ST ANDREWS, Scotland (Reuters) - When Louis Oosthuizen walks on to the first tee at St Andrews on Thursday, memories of his 2010 British Open victory at the Home of Golf will come flooding back as he bids for a repeat performance.The South African led over the final 48 holes at the Old Course five years ago, blowing away the rest of the field to win the Open by seven shots.”It’s great to be back here,“ Oosthuizen told reporters on Tuesday. ”The biggest memory was I think on Monday walking down 18, seeing the grandstands and remembering that moment walking in 2010 on the Sunday afternoon.
”It will give me the confidence knowing what I’ve done here and that I can play this golf course. But you still need to go out and make a good score, play good golf around this track.
“If you’re not going to be driving the ball well you’re going to find a few pot bunkers and you’re going to make mistakes. You’re going to make bogeys,” said Oosthuizen.
The 32-year-old is in good form having tied for second place at the U.S. Open last month.
For a stunning seven-hole stretch Oosthuizen felt the buzz of major championship battle for the first time in years as he finished four-under-par, one stroke behind winner Jordan Spieth.
After a messy run of three consecutive bogeys early in the final round at Chambers Bay, he piled up six birdies over the closing holes including five in a row from the 12th.

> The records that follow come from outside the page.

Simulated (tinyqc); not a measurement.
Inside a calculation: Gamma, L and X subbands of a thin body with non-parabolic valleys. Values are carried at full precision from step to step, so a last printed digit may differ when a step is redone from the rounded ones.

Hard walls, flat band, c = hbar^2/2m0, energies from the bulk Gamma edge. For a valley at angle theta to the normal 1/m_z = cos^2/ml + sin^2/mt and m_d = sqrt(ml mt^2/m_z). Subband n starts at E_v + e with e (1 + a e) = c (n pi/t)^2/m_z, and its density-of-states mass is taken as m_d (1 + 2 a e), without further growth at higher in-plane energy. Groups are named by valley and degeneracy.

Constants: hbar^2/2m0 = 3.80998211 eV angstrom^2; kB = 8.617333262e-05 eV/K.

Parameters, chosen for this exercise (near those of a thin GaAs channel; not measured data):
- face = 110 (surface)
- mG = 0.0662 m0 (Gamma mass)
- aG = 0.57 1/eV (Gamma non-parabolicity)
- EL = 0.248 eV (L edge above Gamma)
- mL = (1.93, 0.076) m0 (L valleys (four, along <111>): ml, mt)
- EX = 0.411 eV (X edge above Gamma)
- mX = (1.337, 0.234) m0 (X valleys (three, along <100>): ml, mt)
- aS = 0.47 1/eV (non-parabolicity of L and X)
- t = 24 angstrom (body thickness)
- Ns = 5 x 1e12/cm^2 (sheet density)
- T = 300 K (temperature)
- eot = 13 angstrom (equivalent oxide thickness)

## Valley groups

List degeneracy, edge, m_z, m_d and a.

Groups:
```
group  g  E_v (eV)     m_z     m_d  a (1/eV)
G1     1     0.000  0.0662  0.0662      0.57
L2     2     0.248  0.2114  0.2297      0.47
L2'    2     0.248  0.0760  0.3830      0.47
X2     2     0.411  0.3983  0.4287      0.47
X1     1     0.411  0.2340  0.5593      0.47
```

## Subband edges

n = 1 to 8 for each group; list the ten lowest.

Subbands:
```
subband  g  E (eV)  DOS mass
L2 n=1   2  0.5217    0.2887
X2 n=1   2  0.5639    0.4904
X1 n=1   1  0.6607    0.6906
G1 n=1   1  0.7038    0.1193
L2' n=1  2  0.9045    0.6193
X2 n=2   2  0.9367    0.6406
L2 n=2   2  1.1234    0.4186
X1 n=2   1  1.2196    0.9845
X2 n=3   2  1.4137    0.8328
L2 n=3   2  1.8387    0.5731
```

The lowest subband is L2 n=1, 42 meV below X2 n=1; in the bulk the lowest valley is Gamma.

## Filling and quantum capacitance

“I needed to prove to myself to get in that situation of trying to win a major again and the back nine to me was so much fun,” said Oosthuizen who will partner former world number one Tiger Woods and Australian Jason Day in Thursday’s opening round.
”I was making putts from everywhere. I just needed to prove to myself that when I get in that situation again, I can handle it and I can still hit good shots.
“I wasn’t nervous coming down the end there. I was excited on every shot. I like to be in that situation. I think everyone does.”